There are two things that I didn’t design well when I built #10 (okay, there are more than two, but I’m going to write about two tonight) — weights and wires. Weight, even on the first iteration, was largely composed of scraps of lead that I squeezed into nooks and crannies wherever I could. On the other hand, #10 effectively had no room for wires at all, and the result was no working headlight.
For 622, I’m going to improve the design, especially since I’m now in a phase where I’m mostly waiting for parts. So, it is that I’ve been thinking about out how the model will be weighted. 3D printing offers me some new opportunities. For example, the image above shows the front boiler weight, which I think I will get printed in steel.
The weight is hollow so that I can fill it up with Cerrobend, which is about 20% denser than Shapeways steel (or maybe even lead for 40% more!). Incidentally, that neat hollow shape is a doddle to make with OnShape’s shell tool: simply select the faces to remove, and specify the wall thickness.
There are two wire runs on either side of the weight to allow 4 30-gauge Silicon wires to pass up to the front of the locomotive for the markers and headlight. That should save me some foil-based aggravation in about a year’s time.

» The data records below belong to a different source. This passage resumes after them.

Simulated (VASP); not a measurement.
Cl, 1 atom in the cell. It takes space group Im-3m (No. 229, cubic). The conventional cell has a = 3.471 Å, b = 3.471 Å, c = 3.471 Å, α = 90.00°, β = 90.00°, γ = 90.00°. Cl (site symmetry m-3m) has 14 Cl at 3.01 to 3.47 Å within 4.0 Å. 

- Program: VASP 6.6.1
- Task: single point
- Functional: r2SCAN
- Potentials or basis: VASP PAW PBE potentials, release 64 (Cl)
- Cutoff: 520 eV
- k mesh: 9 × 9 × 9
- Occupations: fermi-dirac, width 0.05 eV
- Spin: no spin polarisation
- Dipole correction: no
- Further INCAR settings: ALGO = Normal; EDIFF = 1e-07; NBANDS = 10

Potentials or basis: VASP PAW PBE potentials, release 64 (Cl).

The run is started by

There will in fact be three weights in the boiler. The front one above, and two in the rear section of the boiler. The upper (grey) one will be sandwiched between layers of the boiler used to make the wagon top. The lower (light blue) weight will be glued to the top of the boiler. To make the rear weights, my plan is to create either a master for molds to cast them from metal, or to get the molds 3D printed themselves.
The grey ring in the middle of the boiler will be printed in “Elasto Plastic.” The intent is to stop the motor from trying to jump around inside the boiler, while allowing it to move with the wheels. In this view you can’t see them, but there are holes through this part for the wires too.